Mr. Speaker, as many know on this floor that I started, before I was in Congress, as a small business owner. At the age of 20, I took some savings I had, some luck with the lottery and investments in the market and I took a risk. I went out and opened a deli. I didn't put a lot of thought in the name so I named it after myself, but as I took that risk as many people across the country do you find the challenges of owning a small business. Fortunately, I was successful, able to hire people. Able to work through, and in the end of two years, I now had enough money to pay my way through college. But when I think back to those days of the risk I took, I wonder if in today's environment, could I do the same?

Unfortunately, the answer is no, I could not. I cringe at the thought of today, of the regulations, the challenges that small businesses face.

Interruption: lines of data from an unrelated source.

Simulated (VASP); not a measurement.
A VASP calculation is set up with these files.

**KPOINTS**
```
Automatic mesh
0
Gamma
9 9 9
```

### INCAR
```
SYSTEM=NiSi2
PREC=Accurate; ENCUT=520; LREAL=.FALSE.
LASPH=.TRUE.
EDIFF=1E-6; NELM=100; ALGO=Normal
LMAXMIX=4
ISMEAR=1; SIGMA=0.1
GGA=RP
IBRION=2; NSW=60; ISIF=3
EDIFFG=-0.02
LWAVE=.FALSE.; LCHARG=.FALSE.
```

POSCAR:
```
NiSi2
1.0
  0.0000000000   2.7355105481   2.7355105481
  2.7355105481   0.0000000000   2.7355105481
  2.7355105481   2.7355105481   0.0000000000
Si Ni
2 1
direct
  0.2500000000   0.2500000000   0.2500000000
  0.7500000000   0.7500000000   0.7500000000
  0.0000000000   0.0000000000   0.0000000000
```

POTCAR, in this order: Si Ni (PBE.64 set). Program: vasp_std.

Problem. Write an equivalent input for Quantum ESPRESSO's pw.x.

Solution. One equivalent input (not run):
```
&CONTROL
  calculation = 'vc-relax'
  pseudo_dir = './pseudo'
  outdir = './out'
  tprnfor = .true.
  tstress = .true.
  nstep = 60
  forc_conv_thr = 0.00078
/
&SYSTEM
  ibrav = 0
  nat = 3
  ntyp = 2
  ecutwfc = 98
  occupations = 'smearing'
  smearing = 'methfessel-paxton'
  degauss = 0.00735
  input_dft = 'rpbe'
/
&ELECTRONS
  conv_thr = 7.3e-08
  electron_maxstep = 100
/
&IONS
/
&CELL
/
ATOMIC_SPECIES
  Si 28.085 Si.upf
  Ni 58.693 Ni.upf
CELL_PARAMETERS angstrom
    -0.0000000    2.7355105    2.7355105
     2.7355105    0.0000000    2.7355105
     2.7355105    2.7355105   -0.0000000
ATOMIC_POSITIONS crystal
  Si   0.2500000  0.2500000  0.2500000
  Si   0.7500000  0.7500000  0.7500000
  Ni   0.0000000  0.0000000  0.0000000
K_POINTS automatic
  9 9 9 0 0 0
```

When I look at what small businesses do to this economy. They represent 99.7 percent of all employers. When you analyze the growth of America, and you just want to take from the beginning of the last recession, 2001, the end of it, to the beginning of this one in 2007 and you look at that time in America when we had job growth, when you think about who created that growth, well small businesses added seven million jobs. Large corporations cut one million jobs during that same time.

And today, when we look at the market, we are at our all-time low in the last 16 years for new small businesses entering, and all statistics tell us we will not grow unless small businesses grow. Unfortunately, the entrance to market has become too great. The regulations have been too tough, and the access to capital has been too hard to get.

So, just as that story I tell you of starting my own small business, when it became successful, before I sold it, I actually looked to expand. I had dreams of putting five new delis throughout my town. I even started negotiating on a new lease. But to raise that extra capital, one a bank had turned me down, but because of regulations by the federal government, I could only talk to those people I already had a relationship with. I came from a side of town that didn't have great wealth. I didn't know people with money. So for me to be able to talk to them, I'd have to hire an attorney, file with the SEC, all things that I did not have the time to do as a small business, even to talk to somebody about the idea. So, I ended up selling.

Well, that law was based in 1933. This country has moved forward this Congress should move forward as well. That's exactly what this bill will do.

It will allow the small business to unshackle the capital which it needs. It will allow the individual to talk to those who are accredited investors and it has the protections to do that so that the idea could actually gain the capital. And you have to think, when you're in a small business sometimes this capital is better than going to a bank. It's what you negotiate. The cash flow is very important in a small business. A bank makes you pay monthly. The investment of an individual, it allows you to have growth. It also allows Americans to invest in America. It is a win-win all the way around. It is evolving in a place that allows small business to grow. I will tell you that the strength from the amendment from Maxine Waters and the adoption in the committee requires insurers to verify that purchases are in fact SEC accredited, and I thank you for that amendment. This was approved in the Financial Services Committee by a bipartisan vote.

This is another example of an issue where we can find common ground, work on both sides of the aisle, work with this president, but more importantly, let America start working again.

Mr. Speaker, I urge all my colleagues to support this common sense legislation and I reserve the balance of my time.